Perversely, this hypocrisy involves the Tories on the council refusing to enforce planning decisions – the very decisions that the Tories nationally say should be better enforced, and around which they seek now to introduce criminal legislation aimed fair and square at one minority.
So if you’re listening carefully…….
It is now over two years (17 January 2008) since the borough council’s Planning Committee made the decision that the enforcement notice for clearance an traveller caravan site bang next to the M58 motorway in Skelmersdale, but in greenbelt land, should not be extended. The site is in the ownership of the residents, and had been developed (hardstandings etc.) and occupied. without planning permission. for some years previous.

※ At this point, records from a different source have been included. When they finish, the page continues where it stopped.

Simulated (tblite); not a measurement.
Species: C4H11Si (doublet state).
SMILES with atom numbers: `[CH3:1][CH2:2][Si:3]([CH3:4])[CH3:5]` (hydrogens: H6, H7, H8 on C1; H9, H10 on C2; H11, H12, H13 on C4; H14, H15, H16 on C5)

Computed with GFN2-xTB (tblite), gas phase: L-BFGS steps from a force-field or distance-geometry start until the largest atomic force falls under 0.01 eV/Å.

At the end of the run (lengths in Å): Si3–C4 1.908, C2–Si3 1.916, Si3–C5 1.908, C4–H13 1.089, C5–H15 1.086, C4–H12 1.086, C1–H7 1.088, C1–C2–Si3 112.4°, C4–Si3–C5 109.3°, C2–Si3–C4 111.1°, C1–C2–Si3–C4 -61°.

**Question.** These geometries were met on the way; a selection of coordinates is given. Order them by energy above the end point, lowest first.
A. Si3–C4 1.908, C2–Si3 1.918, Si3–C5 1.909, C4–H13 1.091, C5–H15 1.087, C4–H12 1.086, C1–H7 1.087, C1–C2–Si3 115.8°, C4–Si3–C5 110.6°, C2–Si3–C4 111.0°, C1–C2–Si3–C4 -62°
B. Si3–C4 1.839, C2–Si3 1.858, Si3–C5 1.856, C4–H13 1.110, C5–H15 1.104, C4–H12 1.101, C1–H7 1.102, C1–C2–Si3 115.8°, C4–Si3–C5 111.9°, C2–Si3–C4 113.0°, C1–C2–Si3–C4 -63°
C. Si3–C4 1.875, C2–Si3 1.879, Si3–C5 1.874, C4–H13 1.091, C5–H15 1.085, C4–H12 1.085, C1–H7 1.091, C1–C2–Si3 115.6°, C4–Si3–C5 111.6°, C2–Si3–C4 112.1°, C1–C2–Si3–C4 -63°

Specifically, the planning committee stated in its decision:
That no time extension be granted for compliance with enforcement notice E/2004/0050.’
That was back in early 2008. On two separate occasions since then this decision by democratically elected local councillors has been totally ignored by the council administration.
First, in October 2008, a confidential report was brought to the planning committee setting out why the decision could not be enforced, and seeking a further extension on the enforcement period to 31 December 2009. I will not comment on what that report contained, other than to say they related to specific personal circumstances.
Then, just a few days ago (11 February 2010), and nearly two months after the revised notice should have been enforced, a further confidential report was brought to planning committee seeking yet another 12 month deferral until December 2010, bringing it to three years since the original decision to clear the site.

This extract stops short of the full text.